Staunton, December 25 – Like generals who always prepare to fight the last war and thus find themselves at a loss when a new situation presents itself, the Putin regime is preparing to fight a color revolution in Russia, something that won’t happen because both the regime and the population have changed, Vladimir Pastukhov says.
The Kremlin leader and his entourage looks at Belarus and at Khabarovsk and concludes it must take steps to prevent these from spreading to Moscow, the London-based Russian analyst says; but they fail to see that both regime of which they are a part and the challenges to it have changed (echo.msk.ru/programs/year2020/2762278-echo/).
Russia’s “political generals are preparing themselves for color revolutions,” he continues, “but color revolutions are yesterday’s challenges not today’s.” What is coming is something that will take “a different and as far as they are “unknown form.” That doesn’t mean their defenses will be completely ineffective but that they will ultimately be irrelevant.
According to Pastukhov, the most important development of the last year was the constitutional changes approved last spring. They weren’t “simply a PR action or a special operation to prolong Putin’s time in power.” They were about putting in place arrangements for “the complete transformation of this society.”
That transformation, he argues, is not so much of a “totalitarian” character as of a “personalist one.” But it is, the Russian analyst says, “irreversible.” And almost everything else, including the repressive laws adopted since, the attack on Navalny, and various scandals are “in a certain sense the consequence of this process.”
Pastukhov suggests that Grigory Yavlinsky is wrong to call this a coup directed at creating “a constitutional dictatorship.” There is no need to refer to it as constitutional and in fact what has occurred is the construction of “a state which in its essence is a certain revenant of the feudal arrangements” of the Russian past.
What Russia is today is a modernized form of a serf-holding society, one that opens the way to fascism of the Italian or Spanish kind. But even that analogy is “superficial,” Pastukhov continues, because “we are not completely part of European culture, in the framework of which such a phenomenon as fascism arose.”
Instead, as always, “we are proceeding along our own special path,” on that takes as its archetype “an enserfed society and a serf-holding state. That is what has occurred in the course of this year,” but of course, “it didn’t appear out of nowhere” but rather had been building in stages over the last 20 years of Putin’s rule.
This brings to fruition “the formation of a post-nomenklatura semi-mafia nobility” with Putin acting not as president but rather as arbiter of its various parts, based on a society that has come to terms with this because it is focusing on its own, narrow, consumerist goals rather than anything larger.
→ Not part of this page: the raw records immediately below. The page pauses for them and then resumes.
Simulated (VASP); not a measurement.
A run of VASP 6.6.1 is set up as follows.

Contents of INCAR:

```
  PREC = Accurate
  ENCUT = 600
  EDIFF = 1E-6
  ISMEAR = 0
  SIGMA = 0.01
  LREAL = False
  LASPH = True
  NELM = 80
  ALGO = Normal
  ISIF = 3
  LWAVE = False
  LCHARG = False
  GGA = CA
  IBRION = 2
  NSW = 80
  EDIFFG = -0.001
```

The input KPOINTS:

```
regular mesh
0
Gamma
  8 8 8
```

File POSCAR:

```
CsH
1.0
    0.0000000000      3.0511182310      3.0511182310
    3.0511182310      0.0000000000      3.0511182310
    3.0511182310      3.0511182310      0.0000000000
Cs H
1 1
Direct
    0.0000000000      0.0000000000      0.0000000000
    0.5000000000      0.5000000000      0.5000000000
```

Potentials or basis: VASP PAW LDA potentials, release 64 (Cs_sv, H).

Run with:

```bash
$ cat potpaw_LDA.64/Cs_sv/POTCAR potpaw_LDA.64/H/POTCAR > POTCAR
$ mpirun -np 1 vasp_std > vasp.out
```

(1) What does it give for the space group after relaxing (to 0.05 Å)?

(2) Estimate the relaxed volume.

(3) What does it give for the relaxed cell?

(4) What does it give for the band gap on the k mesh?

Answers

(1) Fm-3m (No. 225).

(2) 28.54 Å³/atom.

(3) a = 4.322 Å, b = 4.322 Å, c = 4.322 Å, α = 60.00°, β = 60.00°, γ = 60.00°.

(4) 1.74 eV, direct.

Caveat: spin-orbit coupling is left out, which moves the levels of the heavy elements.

“Putin is a hostage of this class,” he says; “but at the same time because of the dialectic, this class cannot exist without Putin.” He is “not so much the president of a country as a supervisor of a very, very large district from Kaliningrad to Vladivostok” who sometimes relies on the state, sometimes on businesses, and sometimes on criminals.
The Kremlin leader has no preference among them except in terms of what they can offer him on any particular occasion. He manipulates them, but they compete among each other under him, with the competition intensifying as the prospect of his departure looms as something they will have to cope with sooner rather than later.
Below this stratum, Pastukhov suggests, has emerged a society which may or may not watch and accept the state television channels and may or may not use the Internet for shopping or entertainment or self-display but which isn’t focused on what goes on above them and therefore isn’t ready to challenge it.
This society lives its own life, largely independent of the powers that be. And most of the time as long as it does not assume a political form, the Putin regime and its various parts are quite pleased with this arrangement.
But Putin and his regime have a problem: they want to know and control everything, but they cannot be sure that the information they are getting is accurate. Putin constantly seeks to develop new information sources but he doesn’t consider some of them, such as the Internet, and so finds himself trapped in a kind of “self-fulfilling paranoia” about what is going on.
That explains his actions regarding Navalny, Pastukhov says; but Putin’s actions in this case have dramatically expanded Navalny’s name recognition in Russia. And while that may not bring him to power anytime soon, it is part of the new reality that Putin and his team are still fighting with old weapons.
As a result, “in the course of all this year – and this is most important result – has taken place an interesting process, one in which there has been an equation of any disagreement with engaging in espionage and being an enemy of the people. That is nothing new” for Russia” but “it is surprising that the nation has not learned anything.”
As a result, “we have landed in a situation when if one does not agree, one is a foreign agent, a spy, and a diversionist,” Pastukhov says. That is shifting the relations between those in power and those not into a new dimension, one that sets the stage for a conflict the regime incorrectly assumes it has put in place adequate defenses.
But what this “entire complex” of repressive laws has done is to send a signal to both those who are part of the Putin regime and the population that “the country is filled with hostile agents who are prepared at any moment to go over to active measures and begin blowing up power stations and burning warehouses.”
Such a vision risks becoming “a self-fulfilling prophecy,” and to the extent it does, Pastukhov concludes, it sets the stage for the next and very unpredictable period of Russian history.